To Heal or to Hurt

I’ve been thinking a lot about brokenness lately.  About the ways in which we all are broken, both big and small.

And to be honest, it’s scary.  Terrifying actually.

The way I see it, we are all walking around with wounds.  If we are lucky, many of them are scabbed up, perhaps all that is left of some is a scar.  But none of us gets off that easily.  We all have our bigger ones.  The ones inflicted by a broken world that can’t leave any of us whole.

But the scary part isn’t the wounds.  The scary part is what we do with them and who we become because of them.

Because we all know those who take their wounds and use them as weapons.  Who take their pain and wrap their little fists around it and hold on to dear life.  Those who jump inside of it and zip it up like a sleeping bag around them.  Those who use it as a shield to keep others away and a club to beat others down.

Perhaps that’s the easy way.  Or perhaps that’s the only way that some people can see through their pain.  Perhaps it can be so blinding and so overwhelming that the light can’t get in.  Perhaps it suffocated the light; snuffing it out like a blanket to a flame so that not even a flicker is left.

And we live in a world that is built around pain like this.  Pain that is turned into violence and hatred and aggression and malice.  Pain that somehow believes it will be alleviated if it inflicts greater wounds on another.  Pain that believes it has to transfer its shame to another to make its own less glaring.

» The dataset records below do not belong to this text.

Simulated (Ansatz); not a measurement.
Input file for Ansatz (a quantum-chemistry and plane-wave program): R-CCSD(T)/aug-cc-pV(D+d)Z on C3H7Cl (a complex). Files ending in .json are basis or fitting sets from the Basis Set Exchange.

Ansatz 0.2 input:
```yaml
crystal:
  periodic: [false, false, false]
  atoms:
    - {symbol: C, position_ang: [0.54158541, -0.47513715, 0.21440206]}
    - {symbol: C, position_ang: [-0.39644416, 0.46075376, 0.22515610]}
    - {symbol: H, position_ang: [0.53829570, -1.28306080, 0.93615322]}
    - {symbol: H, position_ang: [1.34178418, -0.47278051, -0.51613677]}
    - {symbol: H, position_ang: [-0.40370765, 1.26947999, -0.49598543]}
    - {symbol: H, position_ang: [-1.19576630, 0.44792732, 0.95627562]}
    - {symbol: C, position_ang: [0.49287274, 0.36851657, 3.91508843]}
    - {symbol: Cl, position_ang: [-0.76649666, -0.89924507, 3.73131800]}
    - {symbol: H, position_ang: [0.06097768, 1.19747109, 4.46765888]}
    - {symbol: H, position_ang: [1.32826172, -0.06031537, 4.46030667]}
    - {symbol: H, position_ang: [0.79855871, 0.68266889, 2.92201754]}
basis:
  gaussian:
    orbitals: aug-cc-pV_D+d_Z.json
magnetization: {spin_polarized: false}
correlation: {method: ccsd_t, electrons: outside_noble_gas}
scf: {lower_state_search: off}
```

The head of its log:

And to think that each day we walk out into a world that is filled with this type of wound honestly makes me shake and quiver.  It makes me fear for my children.  And for myself.  And for us all.

But it also makes me angry.  It makes me angry because wounds don’t necessitate violence, either physical or psychological.  They don’t make us mean or cruel or hateful.

That’s our choice.  Even if we can’t see it.

There is another way.  And I think we can see the other way in the quiet light of souls around us.

Because if we choose, we can take our pain and we can give it to God, and through that, we can make something so beautiful that we know it’s not from us.

We can take our pain and turn it into compassion and empathy and understanding and love.  We can realize that while we cannot heal all of our own pain, we can use it as a salve to treat the very real wounds of others.  It can open our eyes to all the hurt in the world, and it can turn our hearts towards healing and comforting that pain.

But that light, while it burns so brightly, doesn’t often burn loudly.  We see it in quiet eyes of peace, we see it in a gentle touch of friendship, we hear it in gentle words and peaceful spirits.

And sometimes the violence is so loud that it’s hard to see the light and the peace.

This world is ruled by the violence and the hate.  It’s how it has to be.

But it’s not how we have to be, and it’s not how I choose to be.

Some times I get scared to walk out that door into a world that is cold and cruel and filled with so much violence and hate.

But if we stay inside, all of that will win.

And so all we can do is wrap ourselves up, take a deep breath, and refuse to dim our own lights.  We need to let our light shine if for no other reason so as not to let the dark be the only voice.

If we raise our candles and our lights together as one, perhaps it will create a flame so strong it will start to melt some of the hate and the fear, and it will start to cauterize some of the wounds.

I don’t know.

I really don’t know.

But I do know I would rather go out fighting for the light than acquiescing to the dark.